Closing the gender gap: Challenges and Opportunities
By: Catherine Atieno, FSD Uganda Gender Consultant
More than 2 billion people lack access to a financial account – with nearly one out of every three women globally excluded from the formal financial system. The persistent gender gap is according to the 2017 Findex Survey, concentrated
in three regions: The Middle East and North Africa with the largest gap at 17 percent, Sub-Saharan Africa at 11 percent and South Asia at 11 percent.
The current global account access is estimated at 68 percent, suggesting continued progress. However, scholars argue that if the numbers for inactive accounts were to be included, this number would reduce significantly. The gender gap in financial inclusion among developing countries has stalled at 9 percentage points over the years with few exceptions of countries like Cambodia, Indonesia, Myanmar and Vietnam where men and women equally own accounts. Why? Is it because culturally, in this matriarchal society, women are considered the financial managers of the household? Or could this be owed to specific legal and policy pronouncements that have been made to encourage actions that ensure continuous broadening and sustained financial inclusion? Or both?

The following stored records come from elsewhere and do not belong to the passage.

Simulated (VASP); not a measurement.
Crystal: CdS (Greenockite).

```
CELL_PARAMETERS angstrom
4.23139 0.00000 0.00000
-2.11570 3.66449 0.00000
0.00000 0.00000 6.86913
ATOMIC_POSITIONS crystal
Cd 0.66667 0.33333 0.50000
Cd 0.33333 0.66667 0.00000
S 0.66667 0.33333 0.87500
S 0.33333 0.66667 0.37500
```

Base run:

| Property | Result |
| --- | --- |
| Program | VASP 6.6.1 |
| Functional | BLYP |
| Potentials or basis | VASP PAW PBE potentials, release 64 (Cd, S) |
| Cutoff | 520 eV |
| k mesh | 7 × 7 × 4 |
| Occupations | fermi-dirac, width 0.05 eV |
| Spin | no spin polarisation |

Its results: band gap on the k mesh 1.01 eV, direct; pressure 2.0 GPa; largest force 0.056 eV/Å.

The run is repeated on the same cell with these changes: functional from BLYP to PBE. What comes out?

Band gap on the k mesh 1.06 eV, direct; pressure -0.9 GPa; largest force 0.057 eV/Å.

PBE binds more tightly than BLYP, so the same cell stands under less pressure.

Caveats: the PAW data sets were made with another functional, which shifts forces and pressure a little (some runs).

The reality is that countries with high gender gaps in account access tend to have gender gaps in many facets of life and thus strategies aimed at closing the gap ought to critically establish the situational analysis of said regions to establish solutions best suited to the needs of the men and women of the particular region. The gender gap in India for instance, has reduced significantly from 20 percent in 2014 to 6 percent in 2017 mainly due to various incentives by the government. However, despite this achievement, India is well on its way to becoming the country with the highest number of growing dormant accounts. A look closer at Sub-Saharan Africa where the levels of financial inclusion are on the rise, a few countries like Nigeria seem to record declining numbers in financial inclusion from 43 percent adult penetration of formal accounts in 2014 to 30 percent adult penetration in 2017. Nearly twice as many men as women in Nigeria have accounts, and the gap was much larger in 2017 than it was in 2014 and 2011. While account ownership among men has increased significantly, account ownership among women has largely stagnated with Nigeria being one of the largest countries in the world with a significant gender gap. The penetration of Mobile Money which is the highly acclaimed driver of financial inclusion in Sub-Saharan Africa has only a mere 3 percent penetration in Nigeria translating to about 6 million of a total population of 186 million. For a population that has 93 percent of it adults owning mobile phones, it therefore begs the question why the decline?
The recent FinScope Uganda 2018 report demonstrated that Uganda has indeed made significant strides toward financial inclusion with 77 percent of women now reported to be financially included not far behind their male counterparts, 78 percent of which are financially included. On face value it might seem that Uganda has high levels of gender inclusion, however, a deeper examination reveals that there is a big gap between access and usage of formal financial services; where women are reported to rely mainly on informal financial services such as saving groups. The gap in account access demonstrates that in most of the countries with a large gender gap, women face multiple barriers, not just financial access barriers. The disparities appear to be interlinked in complex ways. This suggests that multi-faceted strategies in a range of development areas will be needed to overcome these disparities. It also points to a presence of deep seated societal norms that may be resistant to change. For example, a common social norm in parts of Sub-Saharan Africa is that it is not appropriate for women to interact with men outside of their close family, and indeed, women’s movements outside of the home are restricted. This can have an impact on many aspects of access to finance from not being able to visit agent stalls, having lower exposure to marketing and fewer people to asking for advice. However different they may be from region to region, social norms influence nearly every aspect of daily life. Restrictive social norms are part of the reason why 42 percent of women and girls worldwide, approximately 1.1 billion, do not participate in the formal financial system. Despite this, financial sector regulations often do not consider these norms.
To effectively incorporate women in formal finance, more engagement and research into social norms is critical and they should be recognized as critical barriers to women’s engagement within the financial sector. Expanding financial inclusion for women also requires deliberate attention from policymakers: not too vigorous, not too interventionist. This does not mean embracing a set of policies focused only on women, but rather fine-tuning policies to close the gender gap in financial inclusion. We don’t need gender-specific policies, but rather policies that work for women.